Once a warehouse, the unassuming brick building sitting in the corner of NoMa on 52 O Street is now home to a variety of art studios and galleries. One of them is Morton Fine Art, which just launched Ai Yo!, a selection of 21 sculptural paintings by artist Jenny Wu. The gallery is spacious and well lit, and the walls are decked with Wu’s colorful works. I was not entirely sure what a sculptural painting entailed, but I was curious to learn more.
“Hundreds of people came for the opening day,” Amy Morton, curator of Morton Fine Art, said. I can see why: the works are fun and unconventional. Wu creates her art by pouring layers of latex paint on top of each other, a technique that she told the Voice took her almost a decade of trial and error to develop. Once the layers have dried—a process which can take up to four months—Wu slices the sheets into varying sizes and meticulously rearranges them on top of a wooden panel to create patterns. She then applies a resin coating over the whole contraption to add a glossy finish. The result is many colorful, mosaic-esque creations of varying color schemes and patterns.
Wu’s creative combination of painting and sculpture makes her work quite the treat to see in person, as one can more closely see the textures and topography created by the latex chunks. The drying and cutting process leads to cracks and imperfections in the individual latex units, meaning no two fragments are identical.

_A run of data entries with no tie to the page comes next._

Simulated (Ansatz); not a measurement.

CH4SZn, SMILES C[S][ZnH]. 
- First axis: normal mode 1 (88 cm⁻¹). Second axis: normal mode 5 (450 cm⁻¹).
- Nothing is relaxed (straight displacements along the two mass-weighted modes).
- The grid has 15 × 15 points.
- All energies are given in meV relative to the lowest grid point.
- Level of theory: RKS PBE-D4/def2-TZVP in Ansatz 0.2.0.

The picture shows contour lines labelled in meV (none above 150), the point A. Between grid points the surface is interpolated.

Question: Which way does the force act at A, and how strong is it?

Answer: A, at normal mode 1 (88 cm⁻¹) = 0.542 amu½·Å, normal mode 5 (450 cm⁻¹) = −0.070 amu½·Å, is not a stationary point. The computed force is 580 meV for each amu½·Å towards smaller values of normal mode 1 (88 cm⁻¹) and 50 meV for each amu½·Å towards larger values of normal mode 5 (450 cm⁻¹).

“The paint crinkles quickly, and the liquid paint becomes something I can hold,” Wu said.
The centimeter-sized latex cube sample Morton hands me to examine resembles a vibrant chunk of sedimentary rock or a soil specimen. It has the quiet elasticity of a bouncy ball or firm eraser. Considering that Wu uses these three dimensional units to create her visual art as opposed to a more traditional medium like paint, it is clear “sculptural painting” is an apt term to describe her work. By using these latex layers as her instrument of creation, Wu liquifies the boundaries between the two media.
“They really need to be experienced in person, because it is very hard to capture the textures and colors with just a photo,” Morton said.
Regarding the title of the exhibit, Wu explains that the phrase Ai Yo! is an interjection used in many different situations in her hometown in China, from communicating feelings of awe to displeasure.
“The meaning depends on the context. It is both general and specific,” Wu said. “I think most human beings, when they look at those four letters together, they can pronounce it in some way, even if they don’t speak Chinese. You can pronounce it any way you want, as long as it adds emotion.”
The inclusive and welcoming nature of the exhibit title leaves a lot of space for viewers to interpret the pieces, proving that Wu’s art is something that transcends language barriers.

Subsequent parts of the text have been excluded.